From ccf7bdec230edb9a833770368b92b74503ae1125 Mon Sep 17 00:00:00 2001
From: Daniel Povey <dpovey@gmail.com>
Date: Sat, 28 Aug 2021 21:51:54 +0800
Subject: [PATCH] Add Foam optimizer; I used this from epoch 3.

---
 egs/librispeech/ASR/conformer_lm/madam.py     | 186 +++++++++++++++++-
 .../ASR/conformer_lm/test_dataset.py          |  39 +++-
 egs/librispeech/ASR/conformer_lm/train.py     |  13 +-
 3 files changed, 217 insertions(+), 21 deletions(-)

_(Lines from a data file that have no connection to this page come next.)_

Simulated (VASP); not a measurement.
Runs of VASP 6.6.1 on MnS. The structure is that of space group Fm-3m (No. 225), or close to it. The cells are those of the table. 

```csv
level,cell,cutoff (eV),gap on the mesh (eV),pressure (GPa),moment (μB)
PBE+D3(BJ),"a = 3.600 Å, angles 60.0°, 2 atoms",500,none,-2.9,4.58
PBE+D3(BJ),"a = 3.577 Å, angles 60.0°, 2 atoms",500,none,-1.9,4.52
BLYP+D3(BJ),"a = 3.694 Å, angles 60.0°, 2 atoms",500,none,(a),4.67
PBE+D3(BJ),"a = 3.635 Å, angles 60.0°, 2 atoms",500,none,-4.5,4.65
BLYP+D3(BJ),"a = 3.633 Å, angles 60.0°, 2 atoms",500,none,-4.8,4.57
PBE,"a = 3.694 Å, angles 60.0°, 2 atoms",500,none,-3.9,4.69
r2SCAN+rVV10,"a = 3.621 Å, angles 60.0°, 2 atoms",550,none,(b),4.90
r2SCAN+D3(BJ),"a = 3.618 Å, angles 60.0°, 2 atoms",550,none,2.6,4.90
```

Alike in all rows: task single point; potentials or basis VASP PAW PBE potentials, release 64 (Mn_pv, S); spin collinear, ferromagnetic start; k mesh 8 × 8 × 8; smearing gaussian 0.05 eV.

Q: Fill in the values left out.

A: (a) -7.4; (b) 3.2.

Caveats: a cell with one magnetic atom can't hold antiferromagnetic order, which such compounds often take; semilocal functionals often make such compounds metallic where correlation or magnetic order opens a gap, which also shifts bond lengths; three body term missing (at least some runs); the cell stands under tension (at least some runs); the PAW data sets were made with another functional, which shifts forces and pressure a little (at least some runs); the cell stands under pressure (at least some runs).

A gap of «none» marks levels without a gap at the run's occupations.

diff --git a/egs/librispeech/ASR/conformer_lm/madam.py b/egs/librispeech/ASR/conformer_lm/madam.py
index aa605c30b..07266a63b 100644
--- a/egs/librispeech/ASR/conformer_lm/madam.py
+++ b/egs/librispeech/ASR/conformer_lm/madam.py
@@ -811,6 +811,140 @@ class Moam(object):
                 setattr(self, key, value)
 
 
+class Foam(object):
+    """
+    Implements Foam optimizer.  This is a modified version of the Noam optimizer
+    which was proposed in "Attention Is All You Need", https://arxiv.org/pdf/1706.03762.pdf,
+    but changed to use Madam (see above) instead of Adam as the base optimizer, and then
+    to change the learning rate schedule and how it is specified.
+
+
+    This code was modified from https://github.com/espnet/espnet/blob/master/espnet/nets/pytorch_backend/transformer/optimizer.py
+
+
+    Args:
+        params (iterable): iterable of parameters to optimize or dicts defining parameter groups
+
+        warm_step: number of warmup steps before the learning rate starts to decrease
+              (it increases until this point).
+        max_lrate: The learning rate at its maximum, on step `warm_step`
+        knee_factor:  The multiple of `max_lrate` after which the learning rate will
+                 start to decrease more like 1/x.  It increases linearly from 0 to
+                `warm_step`, then decreases approximately as 1/sqrt(x) from
+                `warm_step` to `warm_step * knee_factor`, then decreases
+                 approximately as 1/x from `warm_step * knee_factor` onwards.
+
+        min_target_rms: this is a parameter of the Madam optimizer; it represents a floor
+             on the "target root-mean-square value" that is used when the initialization
+             of a tensor is zero or below this value.  It may be worth optimizing.
+             Don't worry about tensors with fewer than 2 dimensions when setting this,
+             these are not subject to our l2 formula.
+        limit_grad_factor: Another parameter of Madam, you can set this to a finite
+             value, e.g. 2.0, to activate a mechanism that limits the norms of
+             larger-than-usual gradients. This seems to cause a slowdown, likely due
+             to GPU->CPU transfers, and it is disabled by setting it to infinity.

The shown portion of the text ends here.